Image
A black and white still which shows a man in a white shirt and dark pants walking with a sway in the hips.

Video
60 min., b&w, sound
Courtesy Electronic Arts Intermix (EAI), New York
© 2010 Bruce Nauman/Artist Rights Society (ARS), New York

After graduating with an MFA from the University of California, Davis, in 1966, Bruce Nauman garnered attention through his neon wall reliefs, interactive sculptural installations, films, and videos. He was part of a new generation of artists whose process was driven by concepts, materials, and situations. Whether working with words in signs, with body parts in sculpture, or with people in film or video, for more than forty years Nauman’s underlying concern has been how a body makes, experiences, and perceives art.

One of Nauman’s best-known works is also one of his earliest. It is a wall- or window-bound neon sign from 1967 that spells out _The True Artist Helps the World by Creating Mystic Truths_ in an electric blue and red spiral. Made in a former grocery store that become Nauman’s San Francisco studio, the gesture uses the arresting yet ubiquitous language of advertising to challenge the goals of its maker and its own profundity. Depending upon one’s interpretation, the sign either dramatically deflates or elevates the role of artists and art in society. It follows the Duchampian tradition—of making the everyday a focus of art—engaged by John Cage, Merce Cunningham, Andy Warhol, and others who were influencing Nauman’s development at the time.
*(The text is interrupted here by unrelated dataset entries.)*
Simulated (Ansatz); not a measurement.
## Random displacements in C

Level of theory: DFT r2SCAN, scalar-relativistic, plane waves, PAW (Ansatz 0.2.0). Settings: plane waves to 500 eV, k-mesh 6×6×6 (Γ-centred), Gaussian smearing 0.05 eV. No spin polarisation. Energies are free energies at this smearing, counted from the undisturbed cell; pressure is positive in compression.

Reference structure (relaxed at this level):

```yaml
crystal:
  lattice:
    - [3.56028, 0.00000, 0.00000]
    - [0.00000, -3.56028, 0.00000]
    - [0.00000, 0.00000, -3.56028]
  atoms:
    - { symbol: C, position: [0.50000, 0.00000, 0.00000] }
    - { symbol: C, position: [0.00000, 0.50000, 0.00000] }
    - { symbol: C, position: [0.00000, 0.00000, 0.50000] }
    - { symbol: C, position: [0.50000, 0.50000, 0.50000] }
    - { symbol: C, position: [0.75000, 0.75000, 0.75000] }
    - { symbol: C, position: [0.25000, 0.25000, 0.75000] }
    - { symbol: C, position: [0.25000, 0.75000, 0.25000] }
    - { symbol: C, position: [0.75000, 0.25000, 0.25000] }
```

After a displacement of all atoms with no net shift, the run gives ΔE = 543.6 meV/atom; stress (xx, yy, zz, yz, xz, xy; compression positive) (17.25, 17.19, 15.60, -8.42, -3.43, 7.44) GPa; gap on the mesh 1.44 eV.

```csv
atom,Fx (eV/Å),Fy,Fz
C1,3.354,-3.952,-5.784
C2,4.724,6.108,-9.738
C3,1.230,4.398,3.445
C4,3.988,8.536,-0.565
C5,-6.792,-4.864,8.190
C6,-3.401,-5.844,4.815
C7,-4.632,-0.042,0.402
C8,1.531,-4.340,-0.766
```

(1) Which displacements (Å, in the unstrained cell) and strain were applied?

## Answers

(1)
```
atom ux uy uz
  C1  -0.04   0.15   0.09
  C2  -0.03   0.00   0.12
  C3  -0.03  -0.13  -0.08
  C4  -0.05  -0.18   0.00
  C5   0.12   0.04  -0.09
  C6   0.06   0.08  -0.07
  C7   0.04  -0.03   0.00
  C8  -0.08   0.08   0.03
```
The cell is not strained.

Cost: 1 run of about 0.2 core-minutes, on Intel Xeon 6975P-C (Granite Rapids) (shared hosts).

Many of Nauman’s works have been influential, yet his numerous non-narrative, performative films and videos from the late 1960s have played a particularly significant role in art history. They have shaped how we think about art at a time when avant-garde artists were using newly available equipment to make short films and videos, many of which featured the body as the subject. From 1967 through 1969, Nauman produced at least sixteen 16mm films and twelve videotapes. Influenced by Samuel Beckett’s startlingly restrained focus on the human condition, most of these feature the artist repetitively performing quotidian tasks, such as bouncing a ball or walking on the perimeter of a square taped on the floor. When the task is complete, the film or video ends.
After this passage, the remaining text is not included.